New Zealand author Eleanor Catton wins 2013 Booker Prize | Lifestyle.INQ

OCTOBER 27, 2022

New Zealand author Eleanor Catton poses after being announced the winner of the Man Booker Prize for Fiction, holding her prize for the photographers, in central London, Tuesday Oct. 15, 2013. Catton won the 50,000 pounds ($80,000) prize with her book 'The Luminaries'. AP
New Zealand author Eleanor Catton poses after being announced the winner of the Man Booker Prize for Fiction, holding her prize for the photographers, in central London, Tuesday Oct. 15, 2013. Catton won the 50,000 pounds ($80,000) prize with her book ‘The Luminaries’. AP

LONDON – New Zealand author Eleanor Catton on Tuesday became the youngest winner of the Man Booker Prize for fiction, claiming the award for her novel “The Luminaries.”

Catton, 28, picked up the 2013 prize at a ceremony at London’s Guildhall, becoming only the second New Zealander to win the prestigious award.

The novel, described as a “Kiwi Twin Peaks,” follows fortune-seeker Walter Moody as he is drawn into a web of mystery during the New Zealand gold rush of the mid-1800s.

Catton thanked the Booker board “for providing the value and the worth for this extraordinary prize” on picking up her award.

She later told a press conference that “it was just a white wall,” when her name was announced.

On her age, she said: “I feel very honored and proud to be living in a world where the facts of somebody’s biography doesn’t give them a way of how people read their work, and I think that’s true of age and also of ethnicity and all sort of other features of being human.”

Chairman of judges Robert Macfarlane described the 832-page book, the longest work ever to win the prize, as “dazzling.”

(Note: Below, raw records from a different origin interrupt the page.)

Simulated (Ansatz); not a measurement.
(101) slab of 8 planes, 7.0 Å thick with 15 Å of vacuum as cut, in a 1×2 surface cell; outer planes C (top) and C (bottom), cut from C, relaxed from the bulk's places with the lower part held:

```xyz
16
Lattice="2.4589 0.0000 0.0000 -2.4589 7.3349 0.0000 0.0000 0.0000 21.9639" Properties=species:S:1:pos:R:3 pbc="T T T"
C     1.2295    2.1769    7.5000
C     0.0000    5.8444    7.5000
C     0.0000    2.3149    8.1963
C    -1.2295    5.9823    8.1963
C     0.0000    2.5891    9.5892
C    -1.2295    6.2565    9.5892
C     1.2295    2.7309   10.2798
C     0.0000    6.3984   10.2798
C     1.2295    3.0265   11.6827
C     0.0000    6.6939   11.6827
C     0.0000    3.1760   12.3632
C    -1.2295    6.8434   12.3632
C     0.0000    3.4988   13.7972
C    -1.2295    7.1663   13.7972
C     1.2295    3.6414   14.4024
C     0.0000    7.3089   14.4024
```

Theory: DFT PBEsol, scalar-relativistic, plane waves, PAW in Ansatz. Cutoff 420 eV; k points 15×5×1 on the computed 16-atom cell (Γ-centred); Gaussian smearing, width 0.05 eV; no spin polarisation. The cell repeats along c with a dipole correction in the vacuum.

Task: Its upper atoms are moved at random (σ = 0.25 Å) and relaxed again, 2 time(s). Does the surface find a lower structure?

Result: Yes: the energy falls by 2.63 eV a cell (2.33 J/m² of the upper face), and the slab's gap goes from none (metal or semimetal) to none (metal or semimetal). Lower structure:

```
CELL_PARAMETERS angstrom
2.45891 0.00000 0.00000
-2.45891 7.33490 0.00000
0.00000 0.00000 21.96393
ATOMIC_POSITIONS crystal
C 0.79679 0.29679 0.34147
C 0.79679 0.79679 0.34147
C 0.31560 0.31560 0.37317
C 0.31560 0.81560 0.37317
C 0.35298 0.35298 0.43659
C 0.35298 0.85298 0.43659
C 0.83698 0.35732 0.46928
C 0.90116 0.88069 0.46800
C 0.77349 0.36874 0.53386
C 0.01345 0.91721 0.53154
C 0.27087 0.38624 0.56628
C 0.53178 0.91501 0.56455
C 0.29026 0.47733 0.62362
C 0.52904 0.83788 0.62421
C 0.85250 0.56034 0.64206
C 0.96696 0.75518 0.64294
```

“‘The Luminaries’ is a magnificent novel,” he said. “Awesome in its structural complexity, addictive in its storytelling and magical in its conjuring of a world of greed and gold.

“The maturity of this work exists in every sentence, indeed every sentence, and you are astonished by its knowledge and its poise.”

Catton was 25 when she started writing the book and 27 when she completed it.

New Zealand Prime Minister John Key led the tributes.

“This is a hugely significant achievement on the world stage for a New Zealander,” Key said in a statement.

“This will be a tremendous boost for young New Zealanders in the arts and is a testament to the obvious talent and hard work of Eleanor Catton.”

Booksellers New Zealand chief executive Lincoln Gould said orders for Catton’s book rose hours after her win.

“It’s a tremendous success for New Zealand publishing and will help book sales in a market that’s been somewhat depressed,” he told AFP.

Prince Charles’s wife the Duchess of Cornwall presented Canadian-born Catton with the £50,000 ($80,000, 60,000-euro) prize, widely recognized as Britain’s highest literary honor.

This year, the Booker’s 45th, is the final year the prize will be restricted to writers from the Commonwealth and former members Zimbabwe and Ireland.

US writers and those from any other part of the world will also qualify from next year, although the novel must still be an original work in English.

Catton topped a six-person shortlist that also included English writer Jim Crace, Zimbabwean NoViolet Bulawayo, Indian American author Jhumpa Lahiri, Canadian-American novelist Ruth Ozeki and Ireland’s Colm Toibin.

She takes the title of youngest winner from Ben Okri, who was 32 when he won in 1991, and becomes the second Kiwi winner following Keri Hulme’s triumph in 1985.

Bulawayo was the first black African woman to be shortlisted for the Booker, for “We Need New Names,” the tale of a 10-year-old girl who escapes poverty at home only to find new problems in the United States.

Pre-ceremony favorite Crace, whose book is set in village under mortal threat from outsiders, spoke out against the end of the Booker as a Commonwealth-only prize, saying the contest would lose some of its character.

“For me the great thing about the Booker Prize is that up to now it’s been a Commonwealth prize reminding us about shared history,” he told an audience at a literary festival this week.

“Not always happy shared history, but there is a solidarity and cousinship between us. I am worried about losing that,” he added.

Julian Barnes, the 2011 winner, also expressed concern about the change, saying: “I think that prizes thrive on having some restriction to them.”

“There’s a certain cultural cringe in this country to the big American books and I fear that British writers will win it much less often,” he told BBC radio.

Hilary Mantel made literary history last year by becoming the first woman and the first British author to become a two-time winner of the award.